Cross-border aid may not be the solution for Syria

China’s Permanent Representative to the UN Zhang Jun (C, front) vetoes a UN Security Council draft resolution on Syria at the UN headquarters in New York, September 19, 2019. /Xinhua Photo

Editor’s Note: Dr. Wang Jin is a research fellow of Charhar Institute in China and an associate Professor from Northwest University in China. The article reflects the author’s opinion, and not necessarily the views of CGTN.

China cast its veto with Russia in the UN Security Council (UNSC) to block cross-border aid deliveries from Turkey and Iraq to Syrian civilians. The resolution drafted by Belgium, Kuwait and Germany would have allowed cross-border humanitarian deliveries for a further 12 months.

Since 2014, some NGOs have operated in Syria from four posts monitored by the UN in Turkey, Iraq and Jordan. The current authorization for the four border crossings in Turkey, Iraq and Jordan would end in January 10, 2020 and some of the UNSC wanted to extend these deliveries for another year.

The cross-border aid deliveries are very sensitive topics in the Syria issue. After the UN adopted Resolution 2165 in 2014, UN agencies and some NGOs started to truck assistance from Iraq, Turkey and Jordan into parts of Syria to help Syrian refugees. The aid largely played an important role to the Syria relief operation and many refugees benefited from the resolution.

However, the cross-border aid has also lead to problems. On the one hand, the UN agencies are not able to cover all the necessities and demands of the refugees inside Syria, while some NGOs play a much larger role.

Although these NGOs operated under the supervision of UN, in reality it is very difficult or even impossible for UN officials to monitor every truck or every item. Some NGOs have close ties with states hostile to the Syrian government, such as Turkey and European states, and some weapons were transferred into the hands of Syrian rebel groups and even terrorists inside Syria.

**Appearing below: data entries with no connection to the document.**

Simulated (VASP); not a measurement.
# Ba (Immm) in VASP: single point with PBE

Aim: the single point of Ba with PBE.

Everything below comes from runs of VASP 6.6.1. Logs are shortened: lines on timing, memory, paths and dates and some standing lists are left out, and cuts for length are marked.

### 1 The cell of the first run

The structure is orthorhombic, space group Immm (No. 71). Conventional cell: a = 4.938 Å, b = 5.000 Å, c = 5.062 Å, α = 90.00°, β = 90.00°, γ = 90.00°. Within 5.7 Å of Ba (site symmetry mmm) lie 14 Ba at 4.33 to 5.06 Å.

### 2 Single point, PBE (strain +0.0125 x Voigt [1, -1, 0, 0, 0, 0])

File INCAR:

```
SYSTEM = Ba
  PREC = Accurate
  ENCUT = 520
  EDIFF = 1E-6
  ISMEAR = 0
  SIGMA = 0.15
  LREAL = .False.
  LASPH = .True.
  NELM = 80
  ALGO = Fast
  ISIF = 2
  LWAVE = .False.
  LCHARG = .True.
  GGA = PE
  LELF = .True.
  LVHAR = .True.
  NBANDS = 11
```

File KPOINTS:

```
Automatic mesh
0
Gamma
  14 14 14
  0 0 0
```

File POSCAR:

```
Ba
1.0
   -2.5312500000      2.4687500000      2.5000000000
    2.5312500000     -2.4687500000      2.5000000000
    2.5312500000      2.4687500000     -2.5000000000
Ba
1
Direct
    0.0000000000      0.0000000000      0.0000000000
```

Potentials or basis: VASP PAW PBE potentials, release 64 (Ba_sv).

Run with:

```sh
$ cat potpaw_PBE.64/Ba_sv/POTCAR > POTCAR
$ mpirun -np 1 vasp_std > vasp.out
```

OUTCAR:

On the other hand, the assistance operated by some NGOs only targeted the Syrian dissidents or Syrian refugee camps controlled by Syrian rebel groups, rather than all those displaced.

Syrian refugees prepare to return to Syria from the Lebanese border town of Arsal, Lebanon, June 28, 2018. /VCG Photo

Warfare has lead to a mass exodus of Syrian refugees especially to neighboring states, totaling nearly six million. This does not count the number of people displaced within Syria. Therefore, it is highly necessary for the international community to rescue and help all the Syrian people, just as the Joint Statement by Iran, Russia and Turkey on December 11 which called for “humanitarian assistance to all Syrians throughout the country without discrimination, politicization and preconditions.”

It is not the first time that China and Russia veto the proposed resolution in the UN Security Council. China believes that it is highly necessary and important to settle the international crisis, including the Syria issue, through political manner, such as dialogue and negotiation based on the principle of respect and maintenance of Syrian territorial integrity and sovereignty.

Although U.S. and some European states have labeled the Syrian government as “illegal” and treat some Syrian opposition groups as the representative of “all Syrian people,” the Syrian government led by Bashar al-Assad still holds the post in UN, and therefore it is necessary to respect the willingness and attitude of Syrian government.

After years of operation, Resolution 2165 has become a way to get around the Syrian government’s restriction over aids to Syrian rebel groups controlled area. The political attitudes become the only standard of distributing the relief goods and further widen the division between Syria government and Syrian opposition groups. It is against this backdrop that China vetoed the extension of the cross-border aid resolution.